Convert HTML to Text(转载)
原文地址:http://www.blackbeltcoder.com/Articles/strings/convert-html-to-text

Introduction
Recently, I wrote an article that presented code to convert plain text to HTML. So it occurred to me that it might be useful to publish some code that does the opposite: convert HTML to plain text.
Any application that extracts information from web pages will need to deal with HTML. For these applications, a conversion is required if you want to produce plain text. This conversion includes removing HTML tags, stripping tag content that isn't readable text (from tags such as <script>), and removing excess whitespace.
For the most part, this conversion is pretty simple. However, I'll discuss a few issues I ran into that made it a little more complicated.
The HtmlToText Class
Listing 1 shows my HtmlToText class. This class contains a single public method, Convert(), which converts HTML to plain text. This method loops through each character in the input text and performs the translation as it goes.

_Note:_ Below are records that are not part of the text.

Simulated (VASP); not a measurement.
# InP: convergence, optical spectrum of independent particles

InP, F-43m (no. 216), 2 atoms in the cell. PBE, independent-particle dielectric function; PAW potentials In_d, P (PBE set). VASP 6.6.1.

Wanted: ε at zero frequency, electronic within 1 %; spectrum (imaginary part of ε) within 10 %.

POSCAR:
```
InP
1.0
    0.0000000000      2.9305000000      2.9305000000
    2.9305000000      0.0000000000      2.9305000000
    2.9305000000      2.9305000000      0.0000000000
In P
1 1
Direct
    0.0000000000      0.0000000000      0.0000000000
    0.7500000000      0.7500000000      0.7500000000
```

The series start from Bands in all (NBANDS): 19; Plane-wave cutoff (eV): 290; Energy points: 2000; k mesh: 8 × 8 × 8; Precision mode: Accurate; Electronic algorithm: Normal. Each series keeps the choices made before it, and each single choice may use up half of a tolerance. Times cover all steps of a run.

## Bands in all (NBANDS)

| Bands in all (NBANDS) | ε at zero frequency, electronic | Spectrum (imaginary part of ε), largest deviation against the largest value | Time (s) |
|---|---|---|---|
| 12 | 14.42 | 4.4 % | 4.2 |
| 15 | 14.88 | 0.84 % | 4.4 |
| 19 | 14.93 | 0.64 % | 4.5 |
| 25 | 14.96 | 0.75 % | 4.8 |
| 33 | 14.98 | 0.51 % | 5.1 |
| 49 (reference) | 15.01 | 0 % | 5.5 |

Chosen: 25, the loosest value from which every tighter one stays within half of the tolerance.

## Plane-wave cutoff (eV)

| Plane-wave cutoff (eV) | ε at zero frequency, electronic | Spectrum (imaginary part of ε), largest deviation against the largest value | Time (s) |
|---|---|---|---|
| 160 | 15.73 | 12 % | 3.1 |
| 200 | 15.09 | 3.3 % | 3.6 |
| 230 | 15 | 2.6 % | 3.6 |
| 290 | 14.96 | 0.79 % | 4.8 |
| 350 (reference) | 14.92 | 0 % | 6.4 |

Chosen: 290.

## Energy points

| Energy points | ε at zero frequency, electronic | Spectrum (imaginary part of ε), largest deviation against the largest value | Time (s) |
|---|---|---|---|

If it encounters an HTML tag, the code starts by parsing the tag from the input. Special handling is included for the <body> and<pre> tags. This method works fine with HTML that does not include a <body> tag. But, if it encounters one, it goes ahead and discards any data that came before it. In my testing, there is no point trying to extract useful text from outside the <body> tags.
Normally, the method will discard excess whitespace characters just as Web browsers do. However, if the code encounters a<pre> (preformatted) tag, then it changes mode and no whitespace is removed while in preformatted mode.
Next, the code looks up the tag in the _tags dictionary. This dictionary contains a list of tags and text that should replace them. For example, since <p> (paragraph) tags separate enclosed text from the surrounding text, the replacement text for both <p> and</p> is a new line. (Note that the parser is happy with just "\n" as a newline). By placing this information in a table this way, it is very easy to customize the translations without changing the code.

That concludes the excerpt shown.